Look hear
Advances in digital
technology are bringing the DVD into the music mainstream.
SPIKE JONZE IS a good filmmaker, but in that world he has
competition. In the world of music videos, he's in a class by himself,
which was driven home by the great, just-released DVD from Palm
Pictures The Work of Director Spike Jonze: A Collection of Music
Videos, Short Films, Documentaries, and Rarities.
Jonze's career lifted off on the strength of his what-the-fuck
skater's spirit and a live imagination. He's flourished because
even after he knew what he was doing, he never forgot how he worked
when he didn't. When you see the videos collected on this DVD, you'll
remember how hopeful the medium once was; check out Björk's
"It's Oh So Quiet" or Fatboy Slim's "Weapon of Choice,"
with Christopher Walken dancing through an empty hotel lobby. Like
Fatboy Slim, Daft Punk are AWOL in their own video for "Da
Funk," but that's OK because once Dog Boy shows up, they'd
have just been in the way. Give Jonze a camera, a song, and five
minutes, and he'll build you a world.
The beauty of Jonze's videos is best felt in the context of information
overload and planetary ADD they're short and sweet. And while
we're on the subject, give it up for their written doppelgängers:
the consumer reviews on Amazon, late-night blog entries, digital
cities, e-zines, online city crib sheets for tourists, and alternative
weeklies. I understand, because I've written thousands of mini-masterpieces
during the past 20 years, and I do it as well as anyone on Earth.

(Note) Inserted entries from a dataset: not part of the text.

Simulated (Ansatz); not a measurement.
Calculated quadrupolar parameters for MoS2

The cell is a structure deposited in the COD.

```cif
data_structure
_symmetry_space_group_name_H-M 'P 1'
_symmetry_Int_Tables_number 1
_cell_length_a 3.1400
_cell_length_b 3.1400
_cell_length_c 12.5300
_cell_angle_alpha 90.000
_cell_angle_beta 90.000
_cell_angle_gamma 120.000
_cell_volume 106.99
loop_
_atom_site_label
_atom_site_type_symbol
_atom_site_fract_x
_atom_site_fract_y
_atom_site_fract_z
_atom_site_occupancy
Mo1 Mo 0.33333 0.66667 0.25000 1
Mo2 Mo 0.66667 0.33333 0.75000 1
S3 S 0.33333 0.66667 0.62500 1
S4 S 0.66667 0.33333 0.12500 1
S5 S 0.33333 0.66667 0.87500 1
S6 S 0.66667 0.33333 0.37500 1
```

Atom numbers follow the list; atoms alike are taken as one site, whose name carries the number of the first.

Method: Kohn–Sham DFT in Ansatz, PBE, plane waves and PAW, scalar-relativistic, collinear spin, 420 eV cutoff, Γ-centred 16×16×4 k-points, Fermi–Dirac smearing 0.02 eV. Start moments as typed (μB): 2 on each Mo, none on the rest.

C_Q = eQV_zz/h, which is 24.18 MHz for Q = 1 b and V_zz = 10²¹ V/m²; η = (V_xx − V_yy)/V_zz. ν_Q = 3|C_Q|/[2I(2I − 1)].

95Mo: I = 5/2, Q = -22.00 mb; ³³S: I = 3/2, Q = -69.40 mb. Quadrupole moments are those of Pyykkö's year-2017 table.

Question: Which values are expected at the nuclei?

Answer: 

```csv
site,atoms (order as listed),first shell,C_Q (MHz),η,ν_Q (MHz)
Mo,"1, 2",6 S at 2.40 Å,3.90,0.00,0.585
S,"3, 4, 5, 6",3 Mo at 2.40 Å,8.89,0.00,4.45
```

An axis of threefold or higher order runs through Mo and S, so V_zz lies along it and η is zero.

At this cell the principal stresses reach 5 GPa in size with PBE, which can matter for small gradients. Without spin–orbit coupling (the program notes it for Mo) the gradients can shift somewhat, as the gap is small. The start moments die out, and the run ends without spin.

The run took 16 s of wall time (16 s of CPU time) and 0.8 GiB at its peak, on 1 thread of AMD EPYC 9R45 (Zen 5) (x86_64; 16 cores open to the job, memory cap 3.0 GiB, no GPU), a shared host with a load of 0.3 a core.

We're living in a freebase world, and I can cook: give me a couple
of albums, a Web connection, and 10 minutes, and I'll deliver aesthetic
essence empathetic enough to absorb personal anecdote, cultural
history, and ironic observation. I could bring the Old Testament
in at 300 words, print it in Wednesday's edition, and guarantee
huge crowds at your local house of worship if God's touring
that week, anyway.
Morphing mediums
Unfortunately, most directors aren't Jonze, and most music videos
like most albums suck. In fact, in recent years, they
have been little more than lousy MTV videos added on to CD releases.
That was then. A convenient place to begin now is with the sumptuous
Led Zeppelin DVD box set, which clocks in at five mostly
superb hours and includes a lot of concert footage as well as assorted
extras. It was released in late May and generated nearly as much
conversation and commercial interest as any CD released this year.
To date it has sold nearly 750,000 copies.
During the first weeks of the summer, it was common to hear the
Zep box talked about as a thing unto itself, rather than as an offshoot
of a CD release. Once again, new technology is forcing a change
in the way we receive music. As the virtual music store continues
to change the marketplace, what we get as part of the music experience
film, digital video, concert footage, recorded music, bulletin
boards, communities of fans, live chats changes with it.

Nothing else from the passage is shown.